Read the story summary of this issue at Jurassic Park Legacy

Read a review of this issue by Patrick Hayes on PopApostle

Didja Notice? 

On page 1, Dr. Pettigrew seems to confirm that the Pteranodons of this story are in southern California.

On page 2, panel 3, notice Dr. Cobb has a screensaver of the InGen logo on his computer monitor.

On page 3, Dr. Pettigrew uses a pay phone placed by a company called TPC. This appears to be a fictional phone company. Possibly TPC is meant to stand for "The Phone Company" (which is a real world volunteer network providing a free email-to-fax service, but does not produce pay phones).

When the sheriff sees the InGen men's vehicle, he comments, "Doesn't anybody just drive a normal car anymore?" The InGen vehicle is a consumer Hummer (based on the military Humvee, a modified version of which is driven by Agent Harding in previous issues).

When Dr. Kanada of InGen tries to pass off the recent mutilations and deaths in the desert as mutations caused by the nuclear tests of the 1950s, Liz asks, "Like that big spider I heard about as a girl?" I'm not sure what she's referring to, but possibly it's a joking reference by her to some B-movie such as Tarantula (1955), which is set in the fictional town of Desert Rock, Arizona, but was largely filmed in and around the southern California desert town of Lucerne Valley.

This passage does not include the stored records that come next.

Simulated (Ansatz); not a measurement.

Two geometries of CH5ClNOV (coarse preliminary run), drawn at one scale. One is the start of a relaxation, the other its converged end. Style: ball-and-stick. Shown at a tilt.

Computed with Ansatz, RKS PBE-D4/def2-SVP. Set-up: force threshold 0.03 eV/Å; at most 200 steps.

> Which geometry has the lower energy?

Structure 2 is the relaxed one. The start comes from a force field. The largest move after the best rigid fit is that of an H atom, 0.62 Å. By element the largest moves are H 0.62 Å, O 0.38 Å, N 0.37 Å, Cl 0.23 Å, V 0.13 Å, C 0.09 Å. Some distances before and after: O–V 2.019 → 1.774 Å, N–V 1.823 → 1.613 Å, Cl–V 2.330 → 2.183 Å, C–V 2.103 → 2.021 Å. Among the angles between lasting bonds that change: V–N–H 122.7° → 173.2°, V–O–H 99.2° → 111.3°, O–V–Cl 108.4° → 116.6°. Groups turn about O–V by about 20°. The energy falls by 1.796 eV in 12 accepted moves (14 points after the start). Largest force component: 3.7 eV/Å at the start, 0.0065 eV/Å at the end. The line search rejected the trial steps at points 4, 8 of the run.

On page 6, Liz remarks that she's no Einstein. Einstein, of course, is a reference to Albert Einstein, the renowned German theoretical physicist who refused, during a visit to America in the 1930s, to return to Germany after Hitler came into power, and became an American citizen.

Also on page 6, the sheriff and Dr. Alvarez take the InGen "investigators" to see the remains of the Pteranodons, stored at the Anderson Meat Packing Company plant. This appears to be a fictional business.